“Although we should not be satisfied with any theory that fails to explain a lot with a little, we need not of course expect any one theory to explain everything, or even the most important thing. Absolutely nothing in all of epistemology suggests that valid explanations should be monocausal. An explanation may be entirely valid, yet explain only a part (and even a small part) of the variation at issue. […]

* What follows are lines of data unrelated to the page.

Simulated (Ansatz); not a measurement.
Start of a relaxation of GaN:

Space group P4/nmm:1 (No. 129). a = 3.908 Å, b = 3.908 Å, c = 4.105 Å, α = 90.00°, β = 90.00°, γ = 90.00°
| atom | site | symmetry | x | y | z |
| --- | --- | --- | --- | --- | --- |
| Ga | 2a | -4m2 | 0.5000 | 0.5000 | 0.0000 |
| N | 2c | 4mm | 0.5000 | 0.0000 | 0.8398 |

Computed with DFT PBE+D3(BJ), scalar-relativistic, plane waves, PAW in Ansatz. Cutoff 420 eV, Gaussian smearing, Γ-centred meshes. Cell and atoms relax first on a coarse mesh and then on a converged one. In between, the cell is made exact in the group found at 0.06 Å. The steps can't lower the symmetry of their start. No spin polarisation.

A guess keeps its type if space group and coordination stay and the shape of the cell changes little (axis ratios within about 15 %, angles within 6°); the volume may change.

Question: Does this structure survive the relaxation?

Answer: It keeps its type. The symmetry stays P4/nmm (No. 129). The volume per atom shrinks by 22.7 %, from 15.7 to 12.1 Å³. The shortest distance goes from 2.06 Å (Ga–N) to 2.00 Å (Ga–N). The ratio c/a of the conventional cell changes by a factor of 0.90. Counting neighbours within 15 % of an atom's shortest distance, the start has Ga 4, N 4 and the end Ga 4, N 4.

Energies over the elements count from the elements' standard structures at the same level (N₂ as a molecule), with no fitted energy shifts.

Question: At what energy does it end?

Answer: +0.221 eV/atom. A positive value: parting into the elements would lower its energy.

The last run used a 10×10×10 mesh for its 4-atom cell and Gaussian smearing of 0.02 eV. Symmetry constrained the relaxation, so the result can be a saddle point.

Since no monocausal explanation is offered, one well-known test of validity is not applicable. It is often said in methodological discussions that every meaningful scientific theory must specify one or more possible events or observations, or experimental results, which would, if they occurred, refute the theory. This rule has no applicability to multicausal conceptions unless a perfect experiment is performed, or one so nearly perfect that we could be certain that it was the error in the theory rather than the flaw in the experiment that accounted for the result. In view of the limited possibilities for experiments in economics and other social sciences, the impossibility of controlled experiments on historical events, and the extreme improbability that nature or history will on its own provide anything resembling a perfect natural experiment, a search for a single decisive refutation is futile. I am told by some philosophers of science that even in the physical and natural sciences the rejection of theories usually occurs not because of a single negative experiment, but more often from a series of anomalous observations combined with the emergence of a better alternative theory. What we should demand of a theory or hypothesis, then, is that it be clear about what observations would increase the probability that it was false and what observations would tend to increase the probability that there was some truth in it.”

— Mancur Olson (1982) – writing before the profession’s focus on quasi-experimental empirical estimates – in “The Rise and Decline of Nations”.